What does it mean for a cumulative density function of a standardized variable to tend to a limiting value? This is main part of the problem I don't understand too well. Below is the problem I am trying to solve, and my current progress in doing so:
Problem
Let $U_1,\dots,U_n$ be independent uniform random variables on $[0,1]$, and let $U_{(n)}$ be the maximum. Find the cdf of $U_{(n)}$ and a standardized $U_{(n)}$, and show that the cdf of the standardized variable tends to a limiting value.
Solution so far
The density function of a uniform random variable on $[0,1]$ is $f(x) = 1$ and the cdf is $F(x) = x$ for $x \in [0,1]$, so for $U_{(n)}$, the density function is \begin{equation*} f_n(x) = \frac{n!}{(n-1)!(n-n)!}f(x)F^{n-1}(x)[1-F(x)]^{n-n} = nx^{n-1}, \end{equation*} and the cdf is \begin{equation*} F_n(x) = \int_0^x nt^{n-1}\;dt = x^n. \end{equation*} Let $S_n = \frac{U_{(n)} - E(U_{(n)})}{\sqrt{Var(U_{(n)})}}$ be the standardized variable of $U_{(n)}$. \begin{equation} E(U_{(n)}) = \int_0^1xnx^{n-1}\;dx = \frac{n}{n+1} \end{equation} \begin{equation} E(U_{(n)}^2) = \int_0^1x^2nx^{n-1}\;dx = \frac{n}{n+2} \end{equation} \begin{equation} Var(U_{(n)}) = E(U_{(n)}^2)- E(U_{(n)})^2 = \frac{n}{n+2}-\frac{n^2}{(n+1)^2} = \frac{n}{(n+1)^2(n+2)} \end{equation} \begin{equation} S_n = -\sqrt{n(n+2)} + \frac{(n+1)\sqrt{n+2}}{\sqrt{n}}U_{(n)} \end{equation} \begin{equation} E(S_n) = 0, \qquad Var(S_n) = 1 \end{equation}
Idea?
Should I be finding the moment generating function of $U_{(n)}$ and then use it to find the moment generating function of $S$, $M_S(t)$, then take $\lim_{n\rightarrow\infty}M_S(t)$ and see if the result matches any of the moment generating functions for the most common distributions?

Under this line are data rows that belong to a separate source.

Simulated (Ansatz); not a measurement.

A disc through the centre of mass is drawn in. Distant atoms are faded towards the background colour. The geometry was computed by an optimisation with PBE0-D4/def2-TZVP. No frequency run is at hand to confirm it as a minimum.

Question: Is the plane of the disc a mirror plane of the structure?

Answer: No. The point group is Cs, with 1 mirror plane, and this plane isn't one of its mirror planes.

Let $\mu_n$ be the mean of $S_n$, and $\sigma_n$ its standard deviation. Then $\Pr(S_n \le s)=\Pr(U_{(n)}\le \sigma_n s+\mu_n)$. This is $(\sigma_n s+\mu_n)^n$. Now we calculate. A little manipulation shows that $$(\sigma_n s+\mu_n)^n=\left(\frac{n}{n+1}\right)^n \left(1+\frac{s}{\sqrt{n}\sqrt{n+2}}\right)^n.$$ The term $\sqrt{n}\sqrt{n+2}$ behaves essentially like $n$, more precisely like $n+1$, but it doesn't matter. The limit is $e^{-1}e^s$.
Added: Please note the comment by Stephen Herschkorn that the limit of the cdf is given by the above expression only for a certain range of values of $s$, since $\Pr(U_{(n)}\le \sigma_n s+\mu_n)=(\sigma_n s+\mu_n)^n$ only when $0\le \sigma_n s+\mu_n\le 1$.